Matt Kent joined the Royal Navy in 1991 as a 17-year-old marine engineering apprentice. He left just under 29 years later, having risen from that starting point to officer and engineering leader. When he eventually moved into facilities management, the connection he found between the two worlds was not one he had anticipated.
“What you manage on a warship is very similar in principle to what you manage in the built environment,” he says. “It’s only the context that changes.”
From power generation and distribution to ventilation, water systems and firefighting, the engineering disciplines that keep a ship operational map closely onto those that keep a building running. It is a parallel that surprised him and has shaped his perspective on what the sector can offer people leaving the armed forces.
Early Determination, Lasting Foundations
Matt’s route into the Royal Navy required some early determination. He left school at 16, considered commercial diving, and ended up sitting opposite a careers advisor who suggested the Navy as an option. When he enquired about the artificer programme, he was told he did not quite have the qualifications.
Being told he did not qualify was all the motivation he needed. He went back to college, resat his exams, and returned a year later with the grades to qualify. After completing his apprenticeship at HMS Sultan in Portsmouth, he joined his first ship, deployed to the Falklands, and began working his way through a career that would eventually take in ten to fifteen different roles across almost three decades.
In his mid-twenties, as a senior non-commissioned officer, he was identified as a potential officer candidate. He read a mechanical engineering degree at Southampton University, sponsored by the Royal Navy, moved into the Officer Engineering Corps, and continued rotating through positions every two to two and a half years.
Not everyone is ready for formal academic study at 16. “Everyone matures and delivers at different times in their life and their career,” he says.
Discovering FM
The path to facilities management began in one of his final postings: a secure facility in Whitehall, where he served as infrastructure manager. There, he worked alongside a civilian FM supplier providing mechanical and electrical services to the building. The parallels with his engineering background were immediate.
It was also the people he met during that posting who made a lasting impression. Veterans already working in the FM sector gave him a candid account of what the industry was actually like, including the opportunities and challenges.
The Skills that Transfer
A mechanical engineering degree and almost three decades of hands-on operational experience gave Matt an obvious grounding in the technical side of FM. But he argues that the broader foundations the military builds deserve more recognition. Discipline, communication, time management, the ability to prioritise under pressure: these are habits the service builds without you noticing.

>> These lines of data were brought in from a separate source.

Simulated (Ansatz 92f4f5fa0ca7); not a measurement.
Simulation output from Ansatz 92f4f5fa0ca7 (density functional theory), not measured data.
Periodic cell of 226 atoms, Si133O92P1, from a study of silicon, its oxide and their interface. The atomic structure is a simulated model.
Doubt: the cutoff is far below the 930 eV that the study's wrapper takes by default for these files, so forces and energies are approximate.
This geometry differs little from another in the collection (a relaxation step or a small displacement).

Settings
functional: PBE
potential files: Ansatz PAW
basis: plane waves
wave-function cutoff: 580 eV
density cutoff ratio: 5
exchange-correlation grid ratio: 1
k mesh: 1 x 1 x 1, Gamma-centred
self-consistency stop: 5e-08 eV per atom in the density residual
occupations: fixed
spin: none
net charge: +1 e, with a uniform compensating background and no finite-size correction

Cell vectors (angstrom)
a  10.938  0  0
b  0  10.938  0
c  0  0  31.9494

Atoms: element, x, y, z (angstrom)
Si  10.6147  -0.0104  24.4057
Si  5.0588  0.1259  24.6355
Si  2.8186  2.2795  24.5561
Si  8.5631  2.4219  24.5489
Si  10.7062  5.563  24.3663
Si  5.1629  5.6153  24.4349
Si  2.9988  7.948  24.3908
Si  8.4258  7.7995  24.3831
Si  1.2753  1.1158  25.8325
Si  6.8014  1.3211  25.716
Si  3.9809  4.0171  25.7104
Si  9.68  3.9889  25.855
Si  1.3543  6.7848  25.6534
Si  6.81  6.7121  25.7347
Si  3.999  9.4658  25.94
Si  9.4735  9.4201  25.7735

“They might sound like basics, but they’re really important, and not everyone arrives in a civilian career with that foundation. The military is brilliant at developing leaders,” he says. “It challenges you, puts you in difficult situations with the right levels of support, and when the time’s right, gives you a bit more.”
Director of Engineering
His approach to leadership draws directly from that model, and he believes it translates well into any senior role. The principles remain constant even when the environment changes completely.
“The principles are the same whether you’re maintaining a warship or managing a complex built environment,” he says. “It’s only the context that changes.”
Advice for Those Considering the Move
For anyone currently serving and thinking about their next chapter, Matt’s advice is practical and direct.
Start by exploring the full breadth of FM. An engineering background is relevant, but so is operational experience, logistics and management. Use every resource the military provides: the Career Transition Partnership and other support services are there for a reason.
Finding a sounding board matters too. “Having somebody who’s already made that transition and can share the pros and cons honestly makes a real difference,” he says. Veterans already in the industry will generally readily give up their time.
“FM is still not particularly well known as an industry, and that surprises me,” he says. “Given the parallels with military engineering, there are huge opportunities that people could be missing out on.”
LinkedIn is more useful than many service leavers expect. “In my experience, people will very happily give you 15 or 20 minutes of their time to share their experience and give honest guidance, even people you don’t know directly,” he says. “Don’t be afraid to reach out.”
Matt’s own transition was shaped by exactly that kind of support. It is also why he believes the responsibility extends beyond individuals making the move. Around 13,000 people leave the armed forces every year. With roughly 10% of the UK population connected to the military through family or friends, the reach into the workforce is broader than many employers recognise.
“The transferable skills are there, the numbers are there, and the moral obligation is there,” he says. “Industry should be actively supporting the armed forces. The organisations that do will see better outcomes as a result.”
The Long View
FM as an industry, Matt believes, is still underappreciated among those considering career options after service. The engineering disciplines, the leadership experience, the operational mindset: much of what the military builds translates directly.
“There are huge opportunities that people could be missing out on,” he says. “People just need to know they exist.”
He is well placed to make that case. Almost 30 years in the Royal Navy, a mechanical engineering degree, an MBA, and a record of leadership across some of the most demanding engineering environments the service operates in.
“Everyone matures and delivers at different times in their life and their career,” he says. “The military gave me the foundation. What you build on top of that is up to you.”